I wasn’t like that. I got paralyzed by things. I’m pretty sure that “I hate uncertainty” was my first full sentence as a baby. So falling backward into something I couldn’t see—that was the scariest thing of all.
* * *
So many of my best parts are rooted in my observations of my mom, Steve, and their relationship. Steve showed me how to be confident and proud in my body no matter my size. He believed that other people’s opinions are not a reflection of you, as long as your spirit is thriving. My mom and Steve had an ability to always hold their individual needs, and the needs of their relationship, in the highest stead. Their need to love each other fully always outweighed anyone’s need to be right. If I hadn’t seen that with my own eyes, you wouldn’t be reading this book. I don’t know who that person would have become.
When I’m fiercely loyal, when I have the courage to trust even after that trust has been violated, when I can find hope and faith even when the world has given me every reason not to—that’s the part of me that my mom and Steve nurtured. Even though I was a prickly, prickly rosebush, and she really wasn’t easy to grow, they cared for me with so much patience—as much as they had for each other. That showed me what love is, and that it really can exist. It was the most hopeful lesson that they ever could have given me.
That day on the diving board, as he did on so many other days, Steve taught me to let go of my fear and try something new. All I had to lose was the moment, and a moment is something that we should never let go to waste.
Chapter 4
Roundoff Back Handspring Full
I’D HAD IT WITH SCHOOL. ORGANIZATIONAL CUBBIES AS FAR AS THE EYE could see. Constant tornado warnings. Well, actually, just that one. And still, not enough closet space. I needed an escape. Not to mention there was Svetlana Vogenskaya. She had the nerve to steal my cousin who was my best friend and make her her best friend. Worse still: Each kid in the class got the chance to write the date, the number of day it was in the school year, and the weather on the whiteboard one morning. The order of which student got to write this information on the whiteboard with the coveted dry-erase markers was based on the alphabetical order of the student’s last name. Which seems fair, but the kids at the beginning and the end of the roster got to go twice through the year because of ending and starting the list—get it? I could’ve gotten to write the date twice if only my last name was VUN NESS instead of VAN NESS. I couldn’t stand how unfair it was.
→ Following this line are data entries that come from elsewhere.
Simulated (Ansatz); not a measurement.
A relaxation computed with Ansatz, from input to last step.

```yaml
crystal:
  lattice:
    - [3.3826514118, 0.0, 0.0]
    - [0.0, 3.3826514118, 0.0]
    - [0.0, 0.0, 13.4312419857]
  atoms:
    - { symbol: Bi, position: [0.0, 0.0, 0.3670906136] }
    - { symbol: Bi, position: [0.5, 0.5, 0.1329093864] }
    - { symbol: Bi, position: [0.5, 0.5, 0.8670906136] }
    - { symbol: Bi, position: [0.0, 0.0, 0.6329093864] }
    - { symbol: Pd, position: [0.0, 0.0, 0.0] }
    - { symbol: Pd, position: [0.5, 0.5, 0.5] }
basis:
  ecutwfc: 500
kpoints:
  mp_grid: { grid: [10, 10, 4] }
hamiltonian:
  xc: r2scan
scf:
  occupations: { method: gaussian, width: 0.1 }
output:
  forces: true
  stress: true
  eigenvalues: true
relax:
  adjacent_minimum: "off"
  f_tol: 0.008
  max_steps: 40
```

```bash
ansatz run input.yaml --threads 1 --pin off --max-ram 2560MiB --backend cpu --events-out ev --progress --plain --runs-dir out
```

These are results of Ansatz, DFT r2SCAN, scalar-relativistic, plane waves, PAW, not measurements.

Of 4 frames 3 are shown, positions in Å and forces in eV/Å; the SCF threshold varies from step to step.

School felt like a prison for my young, vibrant queer personality. I raised my hand. “Mrs. Plushenko, I need to go to the office and call my mom. I forgot my glasses again.” Thank God Mrs. Plushenko was the coolest because she, unlike every other teacher I’d had prior and every other teacher I’ve had since, gave me no guff about forgetting things at home. You try being an eight-year-old violin-playing gymnastics-obsessed geode-collecting stamp connoisseur who has to have all those things with him in order to feel safe and nurtured. How else could I get through the daily barrage of insults that came from wearing an off-the-shoulder monochromatic purple sweat suit with purple Doc Martens. From an early age, I was all about shape.
Mrs. Plushenko nodded and off I went to the school office. There, I called my mom.
“Mom,” I said, “I was dreaming about Shannon Miller all day and I can’t focus. You have got to sign me up for gymnastics.”
“Jack, stop calling me in the middle of class to talk about gymnastics!”
“But—”
“You’ve pulled me out of my third meeting this week to talk about gymnastics! We’ll get you signed up.”
“Okay, sorry, I love you, bye!” I said, hanging up.
Finally, I convinced her to let me join the Gymnastics Center in Quincy. Girls did an all-around practice, but there wasn’t one for boys. All they had was that butched-up power tumbling troupe that performed at local basketball games. Power tumbling isn’t an Olympic sport . . . yet it is a competitive sport. Some of the boys were really good—they’d be doing a punch-front-step-out-roundoff-back-handspring-double-full-twisting-layout-whipback-whipback-double-back-tuck. Some had wasted no time and were in gymnastics class early. Some were what the coaches called “backyard tumblers,” because they were self-taught in their backyard.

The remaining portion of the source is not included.